This hand occurred in a $2/$4 online game. I am in the big blind with a stack of 200bb ($800). It’s folded to the small blind who has a stack of 120bb ($480), and he opens to $12. I have A-8 and I decide to call. I hate using the word “standard” but in this situation it was a pretty standard call. There’s no point three-betting him as he will fold a lot of hands we have crushed or are currently beating. If we were both 200bb-plus, I could understand a three-bet because he would call with a much wider range, including some hands we have crushed – however, I still wouldn’t recommend it with a hand like A-8. I’d much rather three-bet with a hand like A-2, because A-2 has worse equity versus a random range, whereas A-8 is much stronger pre- and post-flop. Also, because we three-bet him pre-flop, if we do get flatted and we hit an ace we would generally only get action from hands that are better or have good equity versus our hand, as people tend to play fairly straightforwardly in these situations most the time – for example, with a draw with which he can put us under moderate pressure – as we only have an eight-kicker it’s not ideal to get the pot any more bloated than it needs to be.

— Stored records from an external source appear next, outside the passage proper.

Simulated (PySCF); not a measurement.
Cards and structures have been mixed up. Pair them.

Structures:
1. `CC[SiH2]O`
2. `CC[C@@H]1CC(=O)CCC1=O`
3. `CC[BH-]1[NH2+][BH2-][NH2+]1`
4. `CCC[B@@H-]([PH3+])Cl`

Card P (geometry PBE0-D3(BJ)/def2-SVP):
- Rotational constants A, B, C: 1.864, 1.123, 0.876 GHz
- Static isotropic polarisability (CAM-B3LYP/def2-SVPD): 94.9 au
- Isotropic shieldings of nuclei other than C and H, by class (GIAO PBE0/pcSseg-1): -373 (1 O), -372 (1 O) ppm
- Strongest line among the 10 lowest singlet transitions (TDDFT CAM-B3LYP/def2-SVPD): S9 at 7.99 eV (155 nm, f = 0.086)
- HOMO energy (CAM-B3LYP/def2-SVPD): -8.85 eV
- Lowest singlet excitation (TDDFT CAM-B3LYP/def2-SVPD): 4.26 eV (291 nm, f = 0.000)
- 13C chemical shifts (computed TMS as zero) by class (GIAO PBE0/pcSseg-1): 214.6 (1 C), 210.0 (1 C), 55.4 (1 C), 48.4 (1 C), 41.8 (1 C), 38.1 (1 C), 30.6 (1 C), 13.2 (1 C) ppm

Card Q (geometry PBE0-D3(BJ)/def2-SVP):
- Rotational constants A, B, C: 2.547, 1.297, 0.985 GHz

So I flat and the flop comes AcQx9c. Now I have top pair and also the 8c for a backdoor flush draw. He bets $16 into $24, which I expect him to do with almost all his hands. For this reason, I can only call because raising would get all bluffs to fold, and I still beat a lot of his value bets like worse Ax hands and most queens.

The turn comes the 4c, bringing three clubs, and he now bets $42 into $54. He can still be bluffing, as he can expect me to fold most of my 9x and Qx hands without a club. Also, sometimes I can be floating the flop with total air, as most of the time people who get called on ace-high flop will then give in on the turn. He knows I know this, so it would be a good spot for him to barrel, especially if he has a random club in his hand, because it gives him a lot more perceived equity if I call. He can also still be betting some worse hands for value, as I will call with a lot of weak one-pair-plus-club hands, so he could still be betting all Ax and Qx hands, because he thinks I could be floating. If he checks, he would have to call both future streets which he might not like doing, as he would just be guessing, so betting here makes it a little easier for him to play weaker showdown hands.

I decide to call, as I still have a strong hand in this situation versus his range – but not strong enough to raise. The river comes the Ah, giving me trips, and he bets $110 into $138. The board is now A-Q-9-4-A with three clubs and I have A-8 with one club.

My thoughts here are as follows: because I have called the flop and turn on this board, most of the time I will have an ace, a flush or sometimes a hand like Q-K/J-Q/Q-10 with a club, as most other hands I will fold on the turn. So his bet on this specific river makes me think he isn’t bluffing. It would be a bad river for him to bluff, as he would expect me to call the river with most hands I have called the turn with. On the other hand, there is only one ace left in the deck (two on the board and one in my hand) so this decreases the chances of him having a Ax hand, including some boats. I’m also not sure if he would bet this big for value with a hand I’m chopping with, which is A-8 and below, so if he’s value-betting it would narrow him to flushes, Q-Q/9-9 and sometimes boats including an ace.

So, as I don’t think he bluffs very often at all and doesn’t value-bet this size with worse hands, I shouldn’t call. Then I wondered whether he would ever fold better hands and decided the only better hand he could fold is a flush, and that really depends on his tendencies as a player and what he thinks of me. Because I have an ace, which reduces the combinations of full houses which, in turn, increases the chances of him having a flush, I try to decide whether I think he would fold a flush or not.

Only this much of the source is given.